HOUSTON — Katy was great. On most nights, thirty-five points, 235 total yards and only three penalties to no turnovers would be enough to beat anybody, even in the Class 6A-Division I regional semifinals.

But North Shore’s Dematrius Davis was simply better.

In a performance that Texas high school football aficionados will talk about for a long time, the junior quarterback and Virginia Tech verbal commit produced six touchdowns and 317 total yards in a 56-35 North Shore win on Friday, Nov. 29, at NRG Stadium.

“We had a guy there for him on every play,” Katy coach Gary Joseph said. “We had other guys responsible for doing things, too … We were about a step off on everything we did. The plays he hurt us on weren’t all designed runs; there were plays where he extended them and we didn’t do a good enough job keeping him in the pocket. We were there, we hit him several times, but we just didn’t get him on the ground. Credit to him.”

The Tigers finished a season with legitimate state-championship hopes at 12-1 overall, ranked No. 8 in the nation and No. 2 in the state in Class 6A. Defending state champion North Shore improved to 12-1 and avenged its season-opening loss to Katy.

The 6-foot, 195-pound Davis did not run the ball once during Katy’s 24-21 win over North Shore three months ago. On Friday, he absolutely dominated with his legs.

Davis carried the ball 21 times for 283 yards and three touchdowns. He averaged 13.5 yards per carry, and scored on runs of 40, 30 and 1 yards.

“I knew I was going to have to get some carries,” Davis said. “I had some stuff open the first time we played them and I didn’t take it. I was forcing the ball into stuff, so I just had to come in with the mindset of doing what I had to do.”

Joseph admitted he did not expect to see Davis get as many opportunities as he did to run the ball.

“No,” Joseph said. “I really expected the other kid No. 3 (North Shore senior running back Zach Evans) to get the ball quite a bit more.”

For good measure, Davis showed off his arm, too, completing 8 of 12 passes for 134 yards and three touchdowns of 25, 48 and 11 yards, respectively.

“I don’t even be thinking, I be playing,” Davis said with a laugh. “It was great. I was just doing what I needed to do and taking what they were giving me.”

North Shore led 35-21 at halftime and extended that to 42-21 on Davis’ 30-yard run less than three minutes into the second half.

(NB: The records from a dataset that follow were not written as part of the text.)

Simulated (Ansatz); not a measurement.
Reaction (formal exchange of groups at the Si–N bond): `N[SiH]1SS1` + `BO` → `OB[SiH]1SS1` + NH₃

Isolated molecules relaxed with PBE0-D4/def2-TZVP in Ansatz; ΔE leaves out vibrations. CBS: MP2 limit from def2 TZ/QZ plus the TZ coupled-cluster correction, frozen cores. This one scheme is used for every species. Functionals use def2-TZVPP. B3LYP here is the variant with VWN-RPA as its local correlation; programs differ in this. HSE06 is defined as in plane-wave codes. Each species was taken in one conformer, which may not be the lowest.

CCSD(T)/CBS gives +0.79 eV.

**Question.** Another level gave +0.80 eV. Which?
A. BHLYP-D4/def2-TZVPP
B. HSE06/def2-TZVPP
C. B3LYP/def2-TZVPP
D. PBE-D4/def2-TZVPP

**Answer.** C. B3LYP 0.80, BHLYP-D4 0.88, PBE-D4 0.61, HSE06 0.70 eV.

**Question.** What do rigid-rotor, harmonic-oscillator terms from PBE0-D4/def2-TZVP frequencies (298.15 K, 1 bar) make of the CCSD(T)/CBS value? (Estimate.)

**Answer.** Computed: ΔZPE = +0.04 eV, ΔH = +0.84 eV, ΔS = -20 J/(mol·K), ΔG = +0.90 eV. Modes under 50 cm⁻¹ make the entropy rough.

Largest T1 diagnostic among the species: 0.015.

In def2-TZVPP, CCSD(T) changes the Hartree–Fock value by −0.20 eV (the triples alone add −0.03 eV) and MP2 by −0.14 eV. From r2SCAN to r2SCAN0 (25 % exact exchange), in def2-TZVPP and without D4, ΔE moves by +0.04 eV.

But the Tigers made a memorial rally to climb within a touchdown at 42-35 with 3:21 left in the third quarter.

Running back Jalen Davis scored on a 10-yard run, and on the ensuing North Shore punt, kicker John Villalobos attempted an ill-advised punt after a high snap deep in North Shore territory that went right into the arms of Katy senior defensive back Daylin Johnson, who cruised into the end zone for the Tigers’ second special teams touchdown in the game.

But that was as close as Katy got. Davis found Charles King on an 11-yard scoring strike, and then capped the scoring on a 1-yard plunge with 7:19 left.

“He’s very talented,” Katy senior linebacker Jaylen Philips said. “He’s a state champion for a reason. Give credit to him. He has overall talent—he’s quick, he’s fast, a very knowledgeable player who knows the game very well.”

Largely because of Davis, who effortlessly managed his way through heavy Katy traffic time and time again to create his own running and passing lanes, the Mustangs converted 8 of 12 third downs.

“It was missed tackles, missed fits, getting misaligned,” Katy sophomore linebacker Ty Kana said. “We had a good game plan. We just couldn’t execute. I feel we prepared well, but it got away from us. They made more plays than us.”

Katy starting running back Ron Hoff played, but was ineffective as he was clearly hindered by a high ankle sprain suffered against Ridge Point two weeks ago. Hoff, who had not practiced in two weeks as of early Tuesday morning, had just 27 yards on 10 carries. Jalen Davis, who started at running back, had 44 yards and a touchdown on eight carries.

In all, Katy managed just 79 yards on 24 carries, which forced the offense to throw more than it would have liked.

In the end, Joseph said his team “got hit with a buzz saw.” North Shore compiled 554 total yards and averaged 8.7 yards per play. Katy averaged 5.3 yards per play, but had 13 fewer first downs than North Shore.

The Tigers fell to North Shore for the second straight year in the regional semifinals, and for the third time in four years in the playoffs overall.

In the last four seasons, Katy has lost just seven times. North Shore is responsible for four of those defeats.

“We have to continue finding ways to get this done,” Joseph said.